Wednesday, January 14, 2009

El Paso, Texas, Calls On Congress To Debate Drug Legalization: Dems Refuse

As reported in Huffington Post:

The city of El Paso buckled to unusually explicit federal government pressure Tuesday and withdrew a call for a national debate on ending drug prohibition.

Last Tuesday, the El Paso city council voted 8-0 to express solidarity with its sister city in Mexico, Juarez, which has seen its murder rate double this year alone as the Mexican government has waged war on powerful drug cartels. To slow that violence, the resolution called for "an honest, open national debate on ending the prohibition of narcotics."

That was enough to get Washington's attention.

Mayor John Cook vetoed the resolution and Rep. Silvestre Reyes, a Democrat who represents El Paso in Congress, lobbied each councilmember, making it clear that if the resolution calling for a debate passed, El Paso would risk losing money in the upcoming stimulus legislation. Five Texas House representatives made the same threat.

The article concludes:

In December, Arizona Attorney General Terry Goddard said that the state should consider legalizing marijuana, noting that three-quarters of the cartels' business comes from pot.

On Tuesday night, after hours of debate, O'Rourke argued -- unsuccessfully -- that bowing to federal pressure would set a precedent they should avoid. "All we're asking for is a conversation, and no important issue in the history of the United States -- social, criminal, legal or otherwise -- has ever been harmed by having an open discussion. That's all we're asking for today," he said.
"It's not just this issue. It sets a precedent that when debate is to be chilled, when positions are to be changed, people higher up will threaten us that we'll lose our money, and you have to ask yourselves if you can live with that."

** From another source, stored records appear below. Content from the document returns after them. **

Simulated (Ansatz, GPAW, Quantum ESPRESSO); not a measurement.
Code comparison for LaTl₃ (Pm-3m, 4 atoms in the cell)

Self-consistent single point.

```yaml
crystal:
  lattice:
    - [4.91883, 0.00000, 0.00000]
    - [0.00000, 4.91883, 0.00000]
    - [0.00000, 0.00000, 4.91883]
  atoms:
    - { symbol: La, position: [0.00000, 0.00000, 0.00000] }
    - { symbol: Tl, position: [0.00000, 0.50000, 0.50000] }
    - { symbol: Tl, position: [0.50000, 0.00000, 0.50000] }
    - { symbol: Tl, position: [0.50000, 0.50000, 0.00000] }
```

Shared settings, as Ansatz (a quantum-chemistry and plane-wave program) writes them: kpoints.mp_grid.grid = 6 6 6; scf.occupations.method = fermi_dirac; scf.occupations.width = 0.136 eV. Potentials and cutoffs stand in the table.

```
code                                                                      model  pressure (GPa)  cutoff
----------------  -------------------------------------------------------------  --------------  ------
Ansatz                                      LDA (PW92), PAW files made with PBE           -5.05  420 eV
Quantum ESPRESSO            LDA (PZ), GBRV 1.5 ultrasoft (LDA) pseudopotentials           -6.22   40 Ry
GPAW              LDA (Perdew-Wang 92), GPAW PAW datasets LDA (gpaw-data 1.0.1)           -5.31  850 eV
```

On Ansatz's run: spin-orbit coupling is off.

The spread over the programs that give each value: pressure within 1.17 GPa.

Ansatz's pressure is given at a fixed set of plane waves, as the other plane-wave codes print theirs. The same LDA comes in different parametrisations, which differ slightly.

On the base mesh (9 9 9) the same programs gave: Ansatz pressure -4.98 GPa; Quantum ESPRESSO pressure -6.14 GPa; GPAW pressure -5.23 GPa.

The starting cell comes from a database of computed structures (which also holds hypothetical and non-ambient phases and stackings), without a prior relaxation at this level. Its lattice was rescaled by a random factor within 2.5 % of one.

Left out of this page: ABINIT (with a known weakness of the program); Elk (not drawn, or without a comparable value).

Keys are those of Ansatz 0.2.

Reyes, however, told the Huffington Post that he doesn't oppose a debate on legalization. He only opposed the timing, coming as it did as Obama was meeting with the Mexican president and Congress was debating the stimulus.

"If it's still an issue [after the stimulus passes], I'm not opposed to perhaps even entertaining a hearing," said Reyes. "I can look at that if they want to pursue it."